Rather than exerting a concrete influence on research, other writings played a purely symbolic role. This was true of Apicius’s De re coquinaria, which, though printed in Milan in 1498 and later reprinted in Venice, was apparently unknown to Ciacconius and Bacci. Yet these writers focus on Apicius as a pretext for their reflection on the diversity of culinary models down through the ages and on the changing relationships among food, taste, wealth, and civilization. Apicius was a highly respected figure, widely recognized though rarely read, and his name was periodically resurrected in Italian culinary writing simply to celebrate the founders of a splendid art and a didactic literary genre.

The Vernacular

In France, Germany, and England the dissemination of recipe collections in the vernacular can be uniformly documented in the second half of the fourteenth century. Some manuscripts in circulation were attributed to a cook (Le viandier, by Taillevent),13 while others were presented as household notebooks (Buoch von guoter speise, from Wurtzburg).14 Tuscan prevails in the recipe books produced in Italy during the same period, with some exceptions, including the Libro per cuoco, transcribed if not composed in Venetian.15 The Libro de arte coquinaria is the first authored cookbook conceived in what was to become the learned language of didactic texts. This is the work of Maestro Martino of Ticino, who lived in Rome around the middle of the fifteenth century. Compared to earlier manuscripts in both Latin and the vernacular, Martino’s recipes are strikingly original, as are his use of elaborate terminology and his descriptions of products, cooking procedures, decoration, presentation, and service. Along with well-known ingredients mentioned in the recipe titles (vegetables, meats, and fish), there is no lack of original culinary terms: zanzarelli, for example, which is made from a mixture of eggs, cheese and grated bread, shaped into “morsels,” and cooked in broth.16 Examples of the international code also appear here, with mirrause catalano and the biancomangiare that we find in medieval recipes written in French (blanc manger), German (blamensir), and English (blank manger, blomanger). The writer’s use of verbs (indicating culinary procedures) is especially indicative of his assured command of vocabulary, describing various methods of cooking in their different phases as well as the mixtures obtained by blending (distemparando) and incorporating (incorporando) various ingredients.

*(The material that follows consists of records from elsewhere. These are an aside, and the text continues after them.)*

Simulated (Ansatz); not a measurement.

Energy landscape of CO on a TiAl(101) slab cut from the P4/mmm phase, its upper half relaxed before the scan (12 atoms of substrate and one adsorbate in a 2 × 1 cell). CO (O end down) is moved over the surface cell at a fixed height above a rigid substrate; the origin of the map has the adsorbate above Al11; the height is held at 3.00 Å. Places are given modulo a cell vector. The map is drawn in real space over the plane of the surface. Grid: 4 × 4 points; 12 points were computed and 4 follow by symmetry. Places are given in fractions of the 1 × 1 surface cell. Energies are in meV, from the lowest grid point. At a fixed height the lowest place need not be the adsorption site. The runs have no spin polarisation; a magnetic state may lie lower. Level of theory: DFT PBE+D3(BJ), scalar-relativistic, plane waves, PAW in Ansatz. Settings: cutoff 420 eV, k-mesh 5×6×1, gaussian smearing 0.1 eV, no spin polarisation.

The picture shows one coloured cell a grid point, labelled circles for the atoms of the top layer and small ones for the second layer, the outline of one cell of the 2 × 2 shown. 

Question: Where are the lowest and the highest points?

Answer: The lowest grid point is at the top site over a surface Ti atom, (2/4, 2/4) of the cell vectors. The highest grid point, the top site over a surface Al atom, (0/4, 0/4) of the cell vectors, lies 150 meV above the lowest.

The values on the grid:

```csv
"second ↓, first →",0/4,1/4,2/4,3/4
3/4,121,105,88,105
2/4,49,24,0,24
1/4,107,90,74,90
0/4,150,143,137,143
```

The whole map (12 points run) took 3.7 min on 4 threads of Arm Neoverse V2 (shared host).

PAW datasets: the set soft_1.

Maestro Martino’s intellectual counterpart was Bartolomeo Sacchi, also known as Platina, who probably wrote his De honesta voluptate sometime around 1470.17 (Platina pays close attention to Martino’s creations, as when he mentions “zanzarelle.”) Many have suggested that this work was in fact composed by two individuals, one a cook and the other a humanist.18 This kind of partnership, wherein the cook would dictate his experience to an educated scribe, often resulted in some degree of success. Alternatively, in the course of his career a cook might acquire a level of fame, distinction, and prestige that would allow him to sign with credibility the work sent to the printer. The roles of those responsible for the prince’s dining needs were varied, and their education was generally uneven. Stewards and carvers, who were in direct contact with their noble masters, might even be endowed with noble titles (Messisbugo was a Palatine count and Latini would become a “count of the Golden Spur”). There was a hierarchy among cooks, and Scappi signed himself “cuoco segreto,” the “secret,” or private, cook of Pope Pius V. We know little of the actual transcription of their texts, since a recipe collection down to this day eludes certifiable proof of literary paternity.

The sixteenth-century cookbook incorporated two different forms of expertise: that of the cook and that of the employee in charge of the food and dining protocols of the prince or pope. It also implied the collaboration of an individual who could record the recipes on site, as well as the assistance of a learned man capable of preparing the text for printing. The organization of the material had to take into account different levels of service, market sectors, religious requirements (for fast days and meat days), dietary rules, and internal distinctions. Menus and banquet reports were coordinated with the recipes. Here the names of dishes have a special status. Since they are used in the kitchens and at the banquet table, they belong to the terminology characteristic of both service and consumption. There is a rich variety in the titles used in the sixteenth century. In Scappi’s Opera the prescriptive model prevails for recipes (“to make dried-pea soup”) and the descriptive model for menus (“pea soup with sturgeon belly”), organized according to ingredients and condiments (“cooked artichokes served with salt and pepper”), methods of preparation (“fritters”), types of cooking (“fried saltwater fish served with sliced limes”), utensils (“to cook sardines on the grill”), and so on. In summarizing the recipe the menu mentions its characteristics. It thus provides information to both preparers and consumers. A dish could be attributed to a particular culinary tradition (“French style” or “Milanese style”) or might indicate the provenance of the ingredients (“Parmesan cheese,” i.e., from Parma). Unlike late-nineteenth-century usage, in Scappi’s work recipes are almost never dedicated to anyone, nor are the names of the cook and steward attributed to a dish. What is important is the desire to clarify the nature of the object consumed (“To roast an India hen or rooster, which in some parts of Italy are called Indian peacocks”).19

In addition to providing a repertory of dishes and menus (which is the sole objective of works such as Rossetti’s Dello scalco),20 the recipe collection offers a compendium of linguistic and lexicographical knowledge. It provides definitions of food products (“Pike is a well-known fish, with a long, round shape and with a row of sharp teeth in its mouth. The large ones are mostly caught in lakes such as Perugia, Bolsena, and Vico”),21 the appropriate terms for specific cuts (“take the loin with some of its fat”) and cooking methods (“Heat the pan and, when it is quite hot, grease it with a pork rind”), and a list of instruments for cooking and serving food, sometimes accompanied by illustrations. The practice of consulting a doctor and formulating diets for convalescents and the sick ultimately makes the cook’s mission a delicate one, which he embraces knowing not only that he is doing good work but that he is able to make suffering less painful. Thanks to Scappi, the recipe collection is no longer merely a memorandum used in food preparation but becomes an encyclopedia of nutritional knowledge.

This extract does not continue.